I found myself in tears last week--sobbing, overwhelming tears that left my husband so utterly perplexed that he looked at me as if I'd sprouted another head. Just one of the mysteries of women that men will never truly understand.
I was sobbing out of sheer happiness.
If you've been reading here for any length of time, you know that our cat Calvin is very sick and nearing the end of his life. In addition to dropping weight like crazy, he just hasn't had the energy to do much. When Doogie tries to engage him in a good fight, Calvin generally hasn't been able to do much but half-heartedly slap at him.
But last week I caught him beating up Doogie over a chair that Calvin didn't even want; he was just in the mood for a fight, just like old times. Throughout the day Calvin showed signs that he felt perkier. I mentioned it to Steven when he arrived home from work.
But the thing the left me sobbing with joy occurred later that night. After I give Calvin his nightly round of pills, he generally heads back to his heated pillow or to the bedroom to snuggle with Steven until getting kicked out for the night. Instead of doing either of those things, Calvin headed to the living room, found his favorite toy, sat on it, and stared meaningfully at me. This was always his signal that he wants to play.
He hadn't asked to play with his fishing pole in months.
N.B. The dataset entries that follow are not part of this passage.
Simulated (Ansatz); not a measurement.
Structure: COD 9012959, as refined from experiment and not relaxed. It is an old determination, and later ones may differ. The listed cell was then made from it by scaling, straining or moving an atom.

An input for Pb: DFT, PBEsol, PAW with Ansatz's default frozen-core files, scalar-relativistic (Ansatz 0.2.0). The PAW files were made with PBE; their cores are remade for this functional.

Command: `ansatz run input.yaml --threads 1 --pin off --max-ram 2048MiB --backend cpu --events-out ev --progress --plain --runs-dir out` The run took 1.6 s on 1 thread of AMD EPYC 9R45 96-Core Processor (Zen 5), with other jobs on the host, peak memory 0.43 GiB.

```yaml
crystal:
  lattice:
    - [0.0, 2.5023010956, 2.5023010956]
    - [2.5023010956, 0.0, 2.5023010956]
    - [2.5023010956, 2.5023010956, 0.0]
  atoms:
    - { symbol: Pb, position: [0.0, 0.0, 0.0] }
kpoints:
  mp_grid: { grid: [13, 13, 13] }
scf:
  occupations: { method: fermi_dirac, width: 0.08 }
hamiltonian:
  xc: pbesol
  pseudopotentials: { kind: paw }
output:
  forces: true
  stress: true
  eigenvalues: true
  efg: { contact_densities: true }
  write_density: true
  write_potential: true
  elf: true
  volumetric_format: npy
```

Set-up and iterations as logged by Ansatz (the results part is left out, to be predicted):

It was late, and I didn't really want to play, but if he was asking? Of course I was going to play with him! His favorite thing is for me to run through the house with it, dragging it behind me, eventually running into the bedroom and slapping it on the bed. He jumps up on the bed and attacks the fishing-pole tassels. It's our thing, which we hadn't done in months.
Steven was already in bed when I ran into the bedroom and slapped that toy onto the mattress. As soon as I saw him, the happy tears that had been welling up suddenly gushed out, and I sobbed, "Look who wants to play!"
I don't know if it's his newest med making him feel better or what, but whatever it is, we'll take it. Seeing a little of his former playful self is beautiful.
And he's kept it up. I had a huge piece of paper spread out on the floor recently to fold up for recycling (it was the packaging in something we received recently), and Calvin immediately climbed onto it. Both boys were actually intrigued by the huge piece of crinkly paper. I let them enjoy it for a while.